Re: [PATCH] wifi: mwifiex: Fix two buggy list traversals
From: Brian Norris
Date: Wed Jul 31 2024 - 16:10:13 EST
On Tue, Jul 30, 2024 at 11:05:30AM -0700, Calvin Owens wrote:
> Both of these list traversals use list_for_each_entry_safe(), yet drop
> the lock protecting the list during the traversal.
>
> Because the _safe() iterator stores a pointer to the next list node
> locally so the current node can be deleted, dropping the lock this way
> means the next "cached" list_head might be freed by another caller,
> leading the iterator to dereference pointers in freed memory after
> reacquiring the lock.
There are lots of unclear and/or unsound locking patterns in this
driver. You've probably identified one, although I don't think you've
solved 100% of it.
Here's another: is it valid for mwifiex_11n_rx_reorder_pkt() ->
mwifiex_11n_get_rx_reorder_tbl() to retrieve a 'tbl' pointer (without
removing it from the list), and then continue to operate on that without
holding any locks? (I think the answer is "no".)
Side note: you might also refer to this old thread:
https://lore.kernel.org/all/CAD=FV=VuxFtDdcMndLNzVYDoid8N3jP46j0sOFXG1D4CzX0=Zw@xxxxxxxxxxxxxx/
I don't think Marvell ever fully resolved all the issues there.
> Fix by moving to-be-deleted objects to an on-stack list before actually
> deleting them, so the lock can be held for the entire traversal.
>
> This is a bit ugly, because mwifiex_del_rx_reorder_entry() will still
> take the rx_reorder_tbl_lock to delete the item from the two on-stack
> lists introduced in this patch. But that is just ugly, not wrong, and
> the function has other callers... making the locking conditional seems
> strictly uglier.
I noticed this "ugliness", but I agree with your reasoning -- it's as
good as we can do here for now.
> I discovered this bug while studying the new "nxpwifi" driver, which was
> sent to the mailing list about a month ago:
>
> https://lore.kernel.org/lkml/20240621075208.513497-1-yu-hao.lin@xxxxxxx/
>
> ...but it turns out the new 11n_rxreorder.c in nxpwifi is essentially
> exactly identical to mwifiex, save for s/mwifiex/nxpwifi/, so I wanted
> to pass along a bugfix for the original driver as well.

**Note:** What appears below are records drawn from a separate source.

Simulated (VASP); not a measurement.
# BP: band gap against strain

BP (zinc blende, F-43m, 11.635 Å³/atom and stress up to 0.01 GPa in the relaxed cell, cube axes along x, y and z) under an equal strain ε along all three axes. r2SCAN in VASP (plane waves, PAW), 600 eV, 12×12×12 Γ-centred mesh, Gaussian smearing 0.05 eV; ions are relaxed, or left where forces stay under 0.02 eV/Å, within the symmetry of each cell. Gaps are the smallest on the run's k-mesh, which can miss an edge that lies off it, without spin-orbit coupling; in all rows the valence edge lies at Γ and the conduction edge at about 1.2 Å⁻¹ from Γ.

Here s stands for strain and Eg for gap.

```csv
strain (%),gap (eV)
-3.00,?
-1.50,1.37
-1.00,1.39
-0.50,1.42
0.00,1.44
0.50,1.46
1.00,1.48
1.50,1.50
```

That's another can of worms. mwifiex is horrible, and so if you were
asking me, I'd reject any attempt at copy/paste/modify that doesn't make
significant efforts to refactor and improve -- for instance, better
documentation about what all the locks mean, and clarity such that
readers can be confident that the code is doing the right thing. For
example, I think this mwifiex comment is a lie:
/* spin lock for rx_reorder_tbl_ptr queue */
spinlock_t rx_reorder_tbl_lock;
I believe it's supposed to protect the elements within the list too --
but it doesn't do a good job of that.
But that's a side track...
> I only have an IW612, so this patch was only tested on "nxpwifi".
I don't think we can accept an untested patch here. If you're lucky,
maybe I or someone else on CC can test for you though.
> Signed-off-by: Calvin Owens <calvin@xxxxxxxxxx>
> ---
> .../wireless/marvell/mwifiex/11n_rxreorder.c | 26 +++++++++----------
> 1 file changed, 12 insertions(+), 14 deletions(-)
I think the patch looks good enough, but I won't ack it without testing.
And while you're at it, I'd recommend some further auditing, per the
above.
Brian